LOCCRB_141220_001
Existing comment:
Civil Rights Era 1950-1963:
The NAACP's legal strategy against segregated education culminated in the 1954 Supreme Court's landmark Brown v. Board of Education decision. African Americans gained the formal, if not the practical, right to study alongside their white peers in primary and secondary schools. The decision fueled an intransigent, violent resistance during which Southern states used a variety of tactics to evade the law.

In the summer of 1955, a surge of anti-black violence included the kidnapping and brutal murder of fourteen-year-old Emmett Till, a crime that provoked widespread and assertive protests from black and white Americans. By December 1955, the Montgomery, Alabama, bus boycott led by Martin Luther King, Jr., began a protracted campaign of nonviolent civil disobedience to protest segregation that attracted national and international attention.

During 1956, a group of Southern senators and congressmen signed the "Southern Manifesto," vowing resistance to racial integration by all "lawful means." Resistance heightened in 1957–1958 during the crisis over integration at Little Rock's Central High School. At the same time, the Leadership Conference on Civil Rights led a successful drive for passage of the Civil Rights Act of 1957 and continued to press for even stronger legislation. NAACP Youth Council chapters staged sit-ins at whites-only lunch counters, sparking a movement against segregation in public accommodations throughout the South in 1960. Nonviolent direct action increased during the presidency of John F. Kennedy, beginning with the 1961 Freedom Rides.

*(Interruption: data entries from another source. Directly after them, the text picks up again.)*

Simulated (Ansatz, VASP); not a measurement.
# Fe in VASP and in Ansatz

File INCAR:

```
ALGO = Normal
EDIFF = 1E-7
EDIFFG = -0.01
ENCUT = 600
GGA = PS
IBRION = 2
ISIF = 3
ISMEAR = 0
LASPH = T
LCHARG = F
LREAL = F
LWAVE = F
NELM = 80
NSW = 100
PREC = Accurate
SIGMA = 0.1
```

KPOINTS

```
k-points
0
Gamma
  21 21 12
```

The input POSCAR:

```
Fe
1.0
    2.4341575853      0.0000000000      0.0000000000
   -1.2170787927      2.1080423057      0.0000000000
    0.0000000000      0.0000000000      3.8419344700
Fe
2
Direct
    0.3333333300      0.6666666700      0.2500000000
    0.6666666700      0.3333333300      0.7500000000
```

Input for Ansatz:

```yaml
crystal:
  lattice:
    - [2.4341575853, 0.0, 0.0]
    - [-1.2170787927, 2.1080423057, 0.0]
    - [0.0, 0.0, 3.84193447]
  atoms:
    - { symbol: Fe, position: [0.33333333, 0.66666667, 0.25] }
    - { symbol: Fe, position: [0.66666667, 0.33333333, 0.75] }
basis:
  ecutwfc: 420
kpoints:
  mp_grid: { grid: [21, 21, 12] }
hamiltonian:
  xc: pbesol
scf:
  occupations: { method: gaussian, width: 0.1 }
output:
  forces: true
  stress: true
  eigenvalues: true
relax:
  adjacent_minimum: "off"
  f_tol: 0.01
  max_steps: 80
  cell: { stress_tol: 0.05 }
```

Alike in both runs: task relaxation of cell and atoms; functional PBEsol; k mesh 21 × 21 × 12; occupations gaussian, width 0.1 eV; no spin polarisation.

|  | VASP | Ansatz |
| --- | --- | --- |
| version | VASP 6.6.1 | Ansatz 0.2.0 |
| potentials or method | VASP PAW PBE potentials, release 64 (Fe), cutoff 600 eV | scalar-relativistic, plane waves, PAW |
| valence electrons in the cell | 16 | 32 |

Hundreds of demonstrations erupted in cities and towns across the nation. National and international media coverage of the use of fire hoses and attack dogs against child protesters precipitated a crisis in the Kennedy administration, which it could not ignore. The bombings and riots in Birmingham, Alabama, on May 11, 1963, compelled Kennedy to call in federal troops.

On June 19, 1963, the president sent a comprehensive civil rights bill to Congress. The March on Washington for Jobs and Freedom on August 28 roused public support for the pending bill. After the president's assassination on November 22, the fate of Kennedy's bill was in the hands of his vice president and successor, Lyndon B. Johnson, and the United States Congress.